Do you remember? Gold rush in 1995
Sean pointed me to an old article that takes us down memory lane. It’s about the gold rush feeling some 12 years ago. The hopes and expectations were as high as today, but the numbers behind „the web“ were much smaller. Here is a couple of quotes, plus my own thoughts of what has changed in the last 12 years.
It’s that huge body of potential consumers that has businesses scrambling to get onto the Web, to which 6.64 million computers are already hooked up. There are more than 100,000 Web sites already […] The popular Yahoo guide to the Web lists more than 23,540 companies. […] Nielsen Media Research (famed for its TV-market analysis) found that 24 million people in the United States and Canada have used the Internet in the past three months–more than 18 million of whom used the Web.
Interesting by the way, the differentiation between the web and the internet. I guess most digital immigrants of today wouldn’t know that there ever was a difference. And I also think that in another 10 years time, people won’t know what we mean by „surfing the internet“ or „being online“. Simply because the net will be omnipresent. Every electronical device and every house, car, fridge, will be connected to the net. People will be online all the time, without thinking or doing anything about it.
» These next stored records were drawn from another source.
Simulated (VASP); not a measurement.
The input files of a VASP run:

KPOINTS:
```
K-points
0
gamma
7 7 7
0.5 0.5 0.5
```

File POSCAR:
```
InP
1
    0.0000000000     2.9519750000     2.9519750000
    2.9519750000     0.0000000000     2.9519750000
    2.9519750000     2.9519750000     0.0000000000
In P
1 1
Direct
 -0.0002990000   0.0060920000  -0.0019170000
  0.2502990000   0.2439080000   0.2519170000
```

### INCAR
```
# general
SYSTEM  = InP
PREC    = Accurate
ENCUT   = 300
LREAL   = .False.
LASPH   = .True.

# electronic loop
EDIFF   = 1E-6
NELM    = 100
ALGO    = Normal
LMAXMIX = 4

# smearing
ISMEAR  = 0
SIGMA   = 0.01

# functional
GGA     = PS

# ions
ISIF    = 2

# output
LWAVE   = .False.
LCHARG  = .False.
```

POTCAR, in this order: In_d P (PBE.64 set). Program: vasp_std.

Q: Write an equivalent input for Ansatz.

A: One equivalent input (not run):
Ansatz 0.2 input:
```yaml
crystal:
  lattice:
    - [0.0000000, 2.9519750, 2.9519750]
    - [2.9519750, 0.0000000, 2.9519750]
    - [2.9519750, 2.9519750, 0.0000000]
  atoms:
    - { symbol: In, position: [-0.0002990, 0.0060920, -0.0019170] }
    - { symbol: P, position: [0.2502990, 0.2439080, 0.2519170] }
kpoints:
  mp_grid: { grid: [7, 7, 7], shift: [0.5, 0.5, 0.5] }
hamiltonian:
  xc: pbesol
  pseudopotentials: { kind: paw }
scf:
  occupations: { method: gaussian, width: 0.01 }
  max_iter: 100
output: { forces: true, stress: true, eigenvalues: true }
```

To many, this is the dawn of a radical new commercial era in which a single medium combines elements that used to be conveyed separately: text, voice, video, graphics. Countless firms will be transformed in the process, including publishing, banking, retailing and deliverers of health care, insurance and legal services. […] Is there a market for this commercial zeal? Answer: There is a fairly small one now and probably a large one to come in the next decade. But many things must happen technologically and creatively to draw more paying customers.
While the boom up until 2001 was filled with hope in an era of still too few users and static websites, the last couple of years have changed that. This is, of course, what people refer to as web 2.0. It caused a shift, both technologically, and in the way users can interact with websites (i.e. companies). And there is around 1 billion people online by now – in many developed countries, the rate is between 40-70% of the population.
most information on the Internet is already free, as is much software. Experienced Internauts, not used to paying for things they download, may be reluctant to pay as they go. Second, as spectacular as the Web technology is, it still has a considerable way to go to become attractive to the great numbers of consumers who are used to the amenities of mall and catalog culture.
Things like Flash, AJAX, etc. have greatly improved the usability of many sites. Some sites have implemented payed content business models which actually work, based on exclusive content or functionalities. But quite a few sites that tried to offer more or less regular content for paying subcribers did not succeed an opened up their archives again. This will not change. Unfiltered, regular content will become somewhat of a commodity. Only sites offering added value through filtering, remixing, sorting or commenting existing content will make a difference. If, and only if, users can tailor these services to their needs. Relevance of content will be increasingly important during the ongoing flood and fragmentation of information.
The new requirements for advertising and marketing in this new era were already cristal clear in 1995:
Understand the medium. Conducting business on the Web, a phenomenon with no parallel in communications history, will demand new strategies in advertising and marketing. Unlike broadcasting and print, which are one-to-many entities with a passive audience, the Internet is a many-to-many medium in which everyone with a computer and modem is a potential publisher. Web surfers, for example, tend to be self-directed. They typically have little patience for „brochureware,“ advertisements that are thrown up like so many billboards.
The Web gives commerce a unique opportunity to communicate directly with employees and customers around the world. „The Web can be a powerful tool for fostering connections, building associations, delivering information and creating online communities,“ says John December, co-author of The World Wide Web Unleashed. […] The Web, says Hamilton [Federal Express], is „one of the best customer relationship tools ever.“
I wonder, why it has taken the industry so long to start offering the right kind of marketing tools? In a way, there still is a lot of companies out there that don’t respect what has been written 12 years ago!
I am very curious to see what the world will look like in another 12 years. I will be close to 50 years old, probably with kids – digital natives – and hopefully still maintain this blog. Just to make sure that I will pull this old post out again, I will send myself a reminder via email for in 12 years time, using futureme.org.